FashionFilm / TV

interview: all hail the fashion queen of wakanda, costume designer ruth e. carter

December 13, 2017
1.8K Picks

Royalty in her own right, ‘Black Panther’ costume designer Ruth E. Cater, Academy Award-nominated costume designer, is the mastermind behind some of the greatest fashion moments in cinema over the last 30 years. Her big break happened when a friend and fellow alumni of Hampton University connected her with soon-to-be legend Spike Lee, who hired Ms. Carter as the head costume designer of School Daze. And the rest, as they say, is history. In addition to creating the looks and costumes on each of Lee’s films from Do The Right Thing to Malcolm X, Crooklyn, to Chi-Raq. When not working Lee, Ms. Carter has worked with director Ava Duvernay on Selma, Lee Daniel’s The Butler, Being Mary Jane, What’s Love Got To Do With It?, Four Brothers, Baby Boy, and my all-time favorite Black Girl 90s films B*A*P*S (internal screaming).

And as iconic as Ms. Carter’s career has been until this point, it’s hard to imagine a more exciting project than her most recent work on Marvel’s upcoming Black Panther. Ms. Carter was generous enough to chat with me about the film every Black person on the internet is already mentally standing in line for ahead if it’s Black History Month release and as we at AFROPUNK make our way across the African continent to the first ever AFROPUNK Joburg!

Marvel Studios’ BLACK PANTHER..Black Panther/T’Challa (Chadwick Boseman)..Ph: Film Frame..©Marvel Studios 2018

Erin White: Let’s get into Black Panther. Have you been able to see the movie yet?

Ruth E. Carter: No, I haven’t. I know there was one test screening and then a screening for the director, which I heard was three hours long.

EW: Oh, wow.

REC: I think a lot of people won’t mind that (laughing)

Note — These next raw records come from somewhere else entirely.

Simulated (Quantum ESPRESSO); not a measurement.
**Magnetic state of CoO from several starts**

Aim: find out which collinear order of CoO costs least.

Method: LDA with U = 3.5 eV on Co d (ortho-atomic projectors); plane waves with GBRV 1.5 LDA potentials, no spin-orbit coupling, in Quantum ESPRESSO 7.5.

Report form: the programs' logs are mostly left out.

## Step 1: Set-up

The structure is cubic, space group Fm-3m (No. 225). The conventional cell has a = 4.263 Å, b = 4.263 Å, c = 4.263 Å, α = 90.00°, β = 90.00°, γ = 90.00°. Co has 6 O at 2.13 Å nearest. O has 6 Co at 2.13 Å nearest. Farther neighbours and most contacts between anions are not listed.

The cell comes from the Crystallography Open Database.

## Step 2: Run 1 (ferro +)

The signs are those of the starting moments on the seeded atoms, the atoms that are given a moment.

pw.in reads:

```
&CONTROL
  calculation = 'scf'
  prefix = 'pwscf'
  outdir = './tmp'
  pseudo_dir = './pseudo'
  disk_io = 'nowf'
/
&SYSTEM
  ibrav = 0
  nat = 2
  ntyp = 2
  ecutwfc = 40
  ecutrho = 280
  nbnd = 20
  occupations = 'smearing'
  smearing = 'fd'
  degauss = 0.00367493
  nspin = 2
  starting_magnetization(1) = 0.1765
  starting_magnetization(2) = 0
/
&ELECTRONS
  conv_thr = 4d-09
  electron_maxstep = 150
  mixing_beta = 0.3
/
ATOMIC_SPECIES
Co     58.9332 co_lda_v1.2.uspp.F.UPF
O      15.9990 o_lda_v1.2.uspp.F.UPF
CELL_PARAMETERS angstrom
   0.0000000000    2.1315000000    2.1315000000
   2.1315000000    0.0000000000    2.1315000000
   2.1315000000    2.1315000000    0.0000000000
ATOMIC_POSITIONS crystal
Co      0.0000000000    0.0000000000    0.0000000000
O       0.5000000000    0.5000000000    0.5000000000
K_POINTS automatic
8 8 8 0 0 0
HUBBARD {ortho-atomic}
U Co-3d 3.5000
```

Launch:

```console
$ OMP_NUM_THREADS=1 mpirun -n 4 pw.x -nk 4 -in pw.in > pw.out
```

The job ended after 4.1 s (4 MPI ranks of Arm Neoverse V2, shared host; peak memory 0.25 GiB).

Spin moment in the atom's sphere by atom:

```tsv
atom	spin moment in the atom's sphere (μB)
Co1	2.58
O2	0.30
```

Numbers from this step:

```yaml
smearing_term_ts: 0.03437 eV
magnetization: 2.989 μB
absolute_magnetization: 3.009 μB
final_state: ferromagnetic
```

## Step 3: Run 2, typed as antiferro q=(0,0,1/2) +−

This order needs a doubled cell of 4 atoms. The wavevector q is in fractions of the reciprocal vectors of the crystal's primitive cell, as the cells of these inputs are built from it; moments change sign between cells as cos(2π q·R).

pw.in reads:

EW: What are you most looking forward to seeing once you’re able to?

REC: I’m just really, really hopeful that there is this synergy and a cohesiveness that really connects the ancient African feel, the futurism, and connects it to what people are feeling and thinking today with their lives.

I feel like [Black Panther] is a “feel good” film and even though there are battles in it, and there’s some inner conflict amongst the African tribes in this film, and the King and his half-brother, I hope people will take that story and make themselves into a King. Or into a Wakandan countryman. Or a citizen of Wakanda. And want viewers to be sort of engrossed in, or apart of, this republic. That’s what I hope for everyone with this film.

We haven’t had our own superhero, a Black superhero, and I think that it’s important in the community right now. And I think that when they see they the women in this film, Queen Ramonda (played by Angela Bassett) and Dora. Who are the toughest fighting force, they protect the King. I hope that they’ll [audiences] will feel a sense of empowerment.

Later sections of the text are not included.